REGULAR FOLLOWERS OF this blog will know that most of my work involves capturing the street sounds of Paris. I do though sometimes venture further afield.

I’ve just spent a long weekend in the north-east of England partly to spend valuable time with family over there, partly to recharge my batteries and partly to record the sights and sounds of that delightful part of the world.

But while I was there, echoes of Paris were never far away. Sometime ago, I wrote a blog piece about Les Passages Couverts, the wonderful early nineteenth-century Parisian arcades that first introduced the notion of primitive ‘shopping malls’ – a group of shops clustered together, inside, under cover. Delightful as these passage couverts are, they are not exclusive to Paris – they are to be found in England too.

I discovered this one, the Central Arcade, whilst visiting Newcastle-upon-Tyne the other day. It’s Edwardian, built in 1906, designed by Oswald and Son of Newcastle and I think equally as elegant as the Passage Verdeau or the Passage Jouffroy in Paris.

What made the Central Arcade particularly special was the completely unexpected surprise I came upon whilst I was exploring it. In the arcade is one the UK’s longest established and largest music stores which goes by the unlikely name of JG Windows. It’s a veritable emporium of all things musical – acoustic and digital pianos, keyboards, synthesizers, electric, acoustic and classical guitars and much, much more.

Stepping inside, I was delighted to find my sound of the day.

Inside JG Windows:

A man walked in off the street and sat down at an £8,000 digital piano. He put his briefcase down beside him, and began playing.  The lower register of the piano was transformed into a string bass for his left hand whilst his right hand caressed the piano sounds in the upper registers. I was transfixed. When he finished playing, he simply picked up his briefcase and left just as quickly as he came without speaking a word to anyone.

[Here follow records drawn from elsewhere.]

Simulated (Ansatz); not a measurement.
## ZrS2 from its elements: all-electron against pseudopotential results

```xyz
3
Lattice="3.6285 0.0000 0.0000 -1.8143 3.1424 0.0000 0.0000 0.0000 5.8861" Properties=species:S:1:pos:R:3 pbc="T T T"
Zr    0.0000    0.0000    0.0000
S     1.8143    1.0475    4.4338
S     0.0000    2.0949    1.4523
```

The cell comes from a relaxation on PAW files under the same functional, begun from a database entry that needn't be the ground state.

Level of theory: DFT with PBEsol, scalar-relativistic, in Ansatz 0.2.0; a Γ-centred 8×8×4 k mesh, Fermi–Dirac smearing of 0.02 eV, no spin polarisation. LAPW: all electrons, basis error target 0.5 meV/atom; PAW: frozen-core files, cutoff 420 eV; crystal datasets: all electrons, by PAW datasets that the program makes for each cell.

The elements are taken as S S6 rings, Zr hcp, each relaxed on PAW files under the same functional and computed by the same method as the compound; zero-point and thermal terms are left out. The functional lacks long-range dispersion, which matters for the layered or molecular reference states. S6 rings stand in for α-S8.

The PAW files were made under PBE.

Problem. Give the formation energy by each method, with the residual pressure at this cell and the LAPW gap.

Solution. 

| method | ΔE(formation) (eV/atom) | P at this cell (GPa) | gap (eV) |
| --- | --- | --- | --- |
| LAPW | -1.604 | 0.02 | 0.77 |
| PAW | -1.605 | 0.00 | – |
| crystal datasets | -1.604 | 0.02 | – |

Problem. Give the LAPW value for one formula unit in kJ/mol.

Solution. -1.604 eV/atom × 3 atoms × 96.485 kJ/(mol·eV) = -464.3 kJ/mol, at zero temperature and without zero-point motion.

I couldn’t help wondering what his story was.  Was he a frustrated musician who couldn’t afford an £8,000 digital piano? Maybe he was road testing it with a view to buying it – or maybe he just needed a musical fix before heading off for his next appointment.  Who knows? Whatever his motivation the sound he made obviously pleased him … and it certainly pleased me.

I will share more sights and sounds from the north-east of England over the coming weeks.